Using Multiple Reporters¶

Generate reports in multiple formats:

from agentflow.evaluation import (
    ConsoleReporter,
    JSONReporter,
    JUnitXMLReporter,
    HTMLReporter,
)

# Run evaluation
report = await evaluator.evaluate(eval_set)

# Output to console
ConsoleReporter(verbose=True).report(report)

# Save all formats
JSONReporter().save(report, "results/report.json")
JUnitXMLReporter().save(report, "results/junit.xml")
HTMLReporter().save(report, "results/report.html")

Reporter Factory¶

Create a helper for consistent reporting:

def save_all_reports(report, output_dir: str = "results"):
    from pathlib import Path

    Path(output_dir).mkdir(exist_ok=True)

    # Console
    ConsoleReporter(verbose=True).report(report)

    # Files
    JSONReporter().save(report, f"{output_dir}/report.json")
    JUnitXMLReporter().save(report, f"{output_dir}/junit.xml")
    HTMLReporter().save(report, f"{output_dir}/report.html")

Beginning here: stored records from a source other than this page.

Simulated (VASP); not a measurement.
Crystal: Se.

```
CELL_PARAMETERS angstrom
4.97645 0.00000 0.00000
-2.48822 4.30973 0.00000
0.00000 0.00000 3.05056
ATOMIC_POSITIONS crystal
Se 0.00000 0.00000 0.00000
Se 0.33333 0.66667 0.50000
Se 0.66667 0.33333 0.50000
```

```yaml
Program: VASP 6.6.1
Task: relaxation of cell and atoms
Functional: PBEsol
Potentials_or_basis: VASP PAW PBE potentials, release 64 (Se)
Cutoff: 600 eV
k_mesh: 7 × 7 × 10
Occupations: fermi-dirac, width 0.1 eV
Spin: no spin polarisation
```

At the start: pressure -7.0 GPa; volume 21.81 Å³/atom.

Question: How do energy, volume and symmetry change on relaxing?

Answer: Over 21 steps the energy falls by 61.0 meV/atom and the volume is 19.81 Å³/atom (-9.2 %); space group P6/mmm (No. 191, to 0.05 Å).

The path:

    print(f"\nReports saved to {output_dir}/")

Custom Reporters¶

Create custom reporters by implementing the base pattern:

from agentflow.evaluation import EvalReport

class MarkdownReporter:
    """Generate Markdown report."""

    def report(self, report: EvalReport) -> str:
        lines = [
            f"# Evaluation Report: {report.eval_set_name}",
            "",
            "## Summary",
            "",
            f"- **Total Cases**: {report.summary.total_cases}",
            f"- **Passed**: {report.summary.passed_cases}",
            f"- **Failed**: {report.summary.failed_cases}",
            f"- **Pass Rate**: {report.summary.pass_rate * 100:.1f}%",
            "",
            "## Results",
            "",
        ]

        for result in report.results:
            status = "✓" if result.passed else "✗"
            lines.append(f"### {status} {result.name or result.eval_id}")

            for cr in result.criterion_results:
                status = "✓" if cr.passed else "✗"
                lines.append(f"- {cr.criterion}: {cr.score:.2f} {status}")

            lines.append("")

        return "\n".join(lines)

    def save(self, report: EvalReport, filepath: str) -> None:
        content = self.report(report)
        with open(filepath, "w") as f:
            f.write(content)

Slack Reporter Example¶

import httpx

class SlackReporter:
    """Send evaluation results to Slack."""

    def __init__(self, webhook_url: str):
        self.webhook_url = webhook_url

    async def report(self, report: EvalReport) -> None:
        status = "✅" if report.summary.pass_rate == 1.0 else "⚠️"

        message = {
            "blocks": [
                {
                    "type": "header",
                    "text": {
                        "type": "plain_text",
                        "text": f"{status} Evaluation: {report.eval_set_name}",
                    }
                },
                {
                    "type": "section",
                    "fields": [
                        {"type": "mrkdwn", "text": f"*Pass Rate:* {report.summary.pass_rate * 100:.1f}%"},
                        {"type": "mrkdwn", "text": f"*Duration:* {report.duration_seconds:.2f}s"},
                        {"type": "mrkdwn", "text": f"*Passed:* {report.summary.passed_cases}"},
                        {"type": "mrkdwn", "text": f"*Failed:* {report.summary.failed_cases}"},
                    ]
                },
            ]
        }

        async with httpx.AsyncClient() as client:
            await client.post(self.webhook_url, json=message)

Best Practices¶

Development Workflow¶

# During development
ConsoleReporter(verbose=True).report(report)

# Save for analysis
if report.summary.pass_rate < 1.0:
    JSONReporter().save(report, f"failures/{report.eval_set_id}.json")

CI/CD Workflow¶

# Always save structured output
JSONReporter().save(report, "results/report.json")
JUnitXMLReporter().save(report, "results/junit.xml")

# Fail the build if pass rate is too low
if report.summary.pass_rate < 0.95:
    sys.exit(1)

Stakeholder Reports¶

# Generate HTML for sharing
HTMLReporter(title="Weekly Agent Quality Report").save(
    report, 
    f"reports/week_{week_number}.html"
)